Archbishop Leonard P. Blair

Archbishop Leonard P. Blair

Once again this year, at Pope Francis’ direc-tion, the third Sunday of January has been designated “Word of God Sunday.”

Most Christians, including Catholics, will immediately think of the Bible. However, the reality goes much deeper, and a fuller understanding of the “Word of God” is essential for knowing our faith and applying it to our own life and to the questions of our day.

The starting point is not a book but a living person, Jesus Christ. “In the beginning was the Word, and the Word was with God, and the Word was God … And the Word became flesh and made his dwelling among us, and we saw his glory, the glory as of the Father’s only Son, full of grace and truth.” (Jn 1)

This should be obvious to a believer, yet how often people read the Bible as if it were just an ancient book of history, ethics, or even religion. For Christianity, “all Sacred Scripture is but one book, and this book is Christ, because all Sacred Scripture speaks of Christ, and all Sacred Scripture is fulfilled in Christ.” (Hugh of St. Victor) The Church does not distinguish “Hebrew Scriptures” and “Christian Scriptures” for the Old and New Testaments, as if the one pertained to the Jewish people and the other to Christians. Certainly we honor and respect the faith of the Jewish people contained in the Old Testament, which can be an object of study in its own right. However, when it comes to our formation in the faith, the Old Testament too is about Jesus Christ, who from the beginning was destined to be its fulfillment.
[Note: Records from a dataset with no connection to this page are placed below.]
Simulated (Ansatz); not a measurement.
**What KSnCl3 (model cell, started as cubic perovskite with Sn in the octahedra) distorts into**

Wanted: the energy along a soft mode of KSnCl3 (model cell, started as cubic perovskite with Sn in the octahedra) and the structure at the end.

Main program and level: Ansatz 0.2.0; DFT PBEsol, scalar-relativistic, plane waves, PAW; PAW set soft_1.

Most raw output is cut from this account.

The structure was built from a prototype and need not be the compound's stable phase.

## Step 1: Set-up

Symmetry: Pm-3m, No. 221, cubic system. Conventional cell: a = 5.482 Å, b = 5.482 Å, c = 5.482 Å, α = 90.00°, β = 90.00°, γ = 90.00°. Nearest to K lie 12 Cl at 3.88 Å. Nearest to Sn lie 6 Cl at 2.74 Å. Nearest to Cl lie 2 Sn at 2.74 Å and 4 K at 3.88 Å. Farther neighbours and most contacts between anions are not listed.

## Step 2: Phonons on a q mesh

It is also important to remember that the Word of God was proclaimed, and the Church was alive and well, before the books of the New Testament were written! The U.S. Adult Catechism states: “Both the living Tradition and the written Scriptures have their common source in the revelation of God in Jesus Christ. This is particularly important to understand and believe when one is faced with the postmodern attitude that Tradition cannot be trusted, and that what the Church teaches as Tradition is really just a reflection of particular judgments and biases. Knowing that what Tradition teaches has its ultimate foundation in Jesus Christ helps a person of faith to respond with trust.” (p. 25f )

Many of today’s media stories on the Bible treat it as an object separated from the Tradition exercised by the authority of the Apostles and their successors, the Bishops. For example, when ancient heretical texts are “rediscovered,” they are often reported as authentic voices of ancient Christianity that were suppressed by church authorities for self-serving motives. However, one can readily see what the New Testament says about false teaching, and the need to discern and reject it. The authority of Tradition has been exercised in these matters from the beginning. That is why not everything in circulation in New Testament times made its way into the Bible.

Today it is not uncommon to find Bibles marked with hand-written “corrections” by people who think they know what God really meant to say, or would have said had he lived to see “enlightened” times like ours! God’s Word certainly admits of interpretation, cultural context and the insights of scientific biblical scholarship, but there is often something else at work in modern “bible wars.” The late American theologian Avery Cardinal Dulles, writing about the reservation of priestly ordination to men, once said this: “Radical theology adopts a sharply critical attitude toward all the supposedly sacred sources. It criticizes popes and bishops in the light of tradition, but then criticizes tradition in the light of Scripture, and scripture in the light of the “historical” Jesus. If the historical reconstruction of Jesus does not yield the desired result, Jesus himself is criticized in the light of whatever seems good and proper to the contemporary critic.” These are just a few examples of the issues and questions we face when it comes to the Word of God in the life and mission of the Church today. May we be firm in our faith that God’s Word is truly “a lamp for my feet, a light to my path.” (Ps. 119)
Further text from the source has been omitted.